Trusted Debian v1.0 officially released
The Trusted Debian project aims to create a highly secure but usable Linux platform. To accomplish this, the project will use currently available security solutions for Linux (like kernel patches, compiler patches, security related programs and techniques) and knit these together to a highly secure Linux platform.
The main focus of release 1.0 has been on fixing many (but not all) buffer overflow problems. Buffer overflows have been a popular way to break system security for years. A large portion of the Linux exploits found on the Internet today involve buffer overflows.
Trusted Debian is the first project to add this kind of protection to a major Linux distribution. There is no other UNIX system which adds the same kind of protection against buffer overflows and at the same time protects against some less well-known or even some unknown problems. Except for OpenBSD, but it falls short in the level of protection it provides. The protection added by Trusted Debian is not new. It is based on several products which have been available for a considerable time now. Yet hardly anyone ever looked at them because they could only be used by technical experts. Trusted Debian makes this technology available for a wide user community.

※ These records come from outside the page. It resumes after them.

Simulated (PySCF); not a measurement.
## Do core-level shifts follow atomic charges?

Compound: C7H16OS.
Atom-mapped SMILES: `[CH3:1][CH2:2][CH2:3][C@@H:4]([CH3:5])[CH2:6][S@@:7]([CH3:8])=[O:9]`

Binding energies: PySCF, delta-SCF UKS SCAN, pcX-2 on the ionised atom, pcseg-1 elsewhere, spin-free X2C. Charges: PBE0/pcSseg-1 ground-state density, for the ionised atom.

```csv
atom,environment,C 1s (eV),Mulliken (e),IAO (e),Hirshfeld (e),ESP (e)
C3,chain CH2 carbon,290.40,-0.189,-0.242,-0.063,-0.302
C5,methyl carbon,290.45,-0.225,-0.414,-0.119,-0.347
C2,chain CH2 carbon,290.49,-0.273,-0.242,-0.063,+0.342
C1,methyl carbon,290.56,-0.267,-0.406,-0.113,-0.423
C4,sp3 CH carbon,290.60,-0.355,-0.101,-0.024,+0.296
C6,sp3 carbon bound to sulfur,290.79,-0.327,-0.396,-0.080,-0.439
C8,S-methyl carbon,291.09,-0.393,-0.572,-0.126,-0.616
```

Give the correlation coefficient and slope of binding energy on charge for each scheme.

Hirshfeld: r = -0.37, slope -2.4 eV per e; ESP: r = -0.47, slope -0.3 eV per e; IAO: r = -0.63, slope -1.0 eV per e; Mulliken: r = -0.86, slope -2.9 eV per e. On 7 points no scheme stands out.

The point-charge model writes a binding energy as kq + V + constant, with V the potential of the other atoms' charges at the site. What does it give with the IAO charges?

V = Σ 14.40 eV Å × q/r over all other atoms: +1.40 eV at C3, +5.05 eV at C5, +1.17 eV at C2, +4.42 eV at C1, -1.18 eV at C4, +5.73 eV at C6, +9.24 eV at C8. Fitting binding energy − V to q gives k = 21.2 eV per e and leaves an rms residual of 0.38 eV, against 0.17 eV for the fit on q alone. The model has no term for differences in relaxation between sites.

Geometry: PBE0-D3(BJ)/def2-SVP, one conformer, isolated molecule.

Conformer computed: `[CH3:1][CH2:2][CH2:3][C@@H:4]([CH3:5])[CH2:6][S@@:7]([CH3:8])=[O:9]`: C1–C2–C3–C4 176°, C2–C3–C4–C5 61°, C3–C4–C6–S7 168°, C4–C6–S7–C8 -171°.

The first product used by the Trusted Debian project is PaX. PaX is a Linux kernel add-on which offers applications several protection mechanisms against certain buffer overflow attacks.
Trusted Debian also ships with RSBAC, an extensive access control framework which will play an important role in future releases. And FreeS/WAN, which is able to encrypt all TCP/IP communication between two machines and can therefore be used for setting up VPNs or securing wireless LAN communication, among other things.